4. Is pre-merger filing or post-merger filing required?

The consent of the MART for economic concentration (hereinafter referred to as the “merger clearance”) must be obtained prior to the economic concentration activities. That is, for example, before the conclusion of the share purchase agreement.

5. Examples of key concentration types caught by merger control rules in Belarus.

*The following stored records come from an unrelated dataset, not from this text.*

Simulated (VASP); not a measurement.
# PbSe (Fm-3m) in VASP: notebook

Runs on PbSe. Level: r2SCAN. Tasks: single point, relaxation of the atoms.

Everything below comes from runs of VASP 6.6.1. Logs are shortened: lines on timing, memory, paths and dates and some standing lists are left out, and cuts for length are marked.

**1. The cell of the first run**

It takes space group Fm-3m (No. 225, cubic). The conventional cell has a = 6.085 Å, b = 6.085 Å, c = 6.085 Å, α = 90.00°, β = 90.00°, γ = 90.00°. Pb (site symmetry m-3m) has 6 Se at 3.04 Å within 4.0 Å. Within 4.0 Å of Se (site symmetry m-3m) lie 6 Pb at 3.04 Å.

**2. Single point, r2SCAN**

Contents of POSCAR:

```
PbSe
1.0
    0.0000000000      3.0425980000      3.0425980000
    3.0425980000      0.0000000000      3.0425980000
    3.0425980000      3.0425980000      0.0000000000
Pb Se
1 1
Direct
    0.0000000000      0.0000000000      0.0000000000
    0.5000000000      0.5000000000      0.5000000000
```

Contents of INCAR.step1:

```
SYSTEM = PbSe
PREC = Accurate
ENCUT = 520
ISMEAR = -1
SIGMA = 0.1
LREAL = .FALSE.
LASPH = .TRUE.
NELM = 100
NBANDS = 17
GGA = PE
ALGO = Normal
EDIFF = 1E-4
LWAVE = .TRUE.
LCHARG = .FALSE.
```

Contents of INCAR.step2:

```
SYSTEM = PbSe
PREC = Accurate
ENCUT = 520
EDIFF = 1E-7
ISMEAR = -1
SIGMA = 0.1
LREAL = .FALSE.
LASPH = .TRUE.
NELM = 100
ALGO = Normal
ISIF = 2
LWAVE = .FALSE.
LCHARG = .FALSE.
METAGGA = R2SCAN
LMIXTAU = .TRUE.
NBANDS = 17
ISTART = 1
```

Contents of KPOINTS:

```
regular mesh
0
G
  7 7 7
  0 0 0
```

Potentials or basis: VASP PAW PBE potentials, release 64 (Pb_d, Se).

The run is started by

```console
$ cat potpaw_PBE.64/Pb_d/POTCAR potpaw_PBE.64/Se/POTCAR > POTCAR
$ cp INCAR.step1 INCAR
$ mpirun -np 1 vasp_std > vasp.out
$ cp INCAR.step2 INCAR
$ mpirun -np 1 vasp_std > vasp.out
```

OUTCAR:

 The following types of economic concentration fall under the MART control:

- reorganisation of legal entities in the form of merger or acquisition;

- establishment of holdings, associations, unions, state associations, inclusion of a legal entity in the holding company;

- establishment of a commercial organisation if the contribution to its share capital is stocks (shares) of another commercial organisation and (or) property that is fixed assets and (or) intangible assets of another commercial organisation;

- acquisition in the aggregate of 25 or more percent of stocks (shares in the share capital) of a business entity operating in the same commodity market;

- obtaining into ownership, use or possession of property that is fixed assets and (or) intangible assets of a commercial organisation, if the book value of such property exceeds 20% of the book value of fixed assets and (or) intangible assets of the commercial organisation whose property is alienated;

- acquisition of the right of participation of the same business entity in the management bodies of two or more business entities operating in the market of interchangeable (similar) goods, provided that such business entity is able to determine the terms and conditions of business activities of these business entities;

- conclusion of a simple partnership agreement (joint business agreement) between competing business entities on the territory of the Republic of Belarus;

- entering into other transactions that affect or may affect the state of competition.

6. What are the notification thresholds, which a concentration must trigger for a merger control filing to be required?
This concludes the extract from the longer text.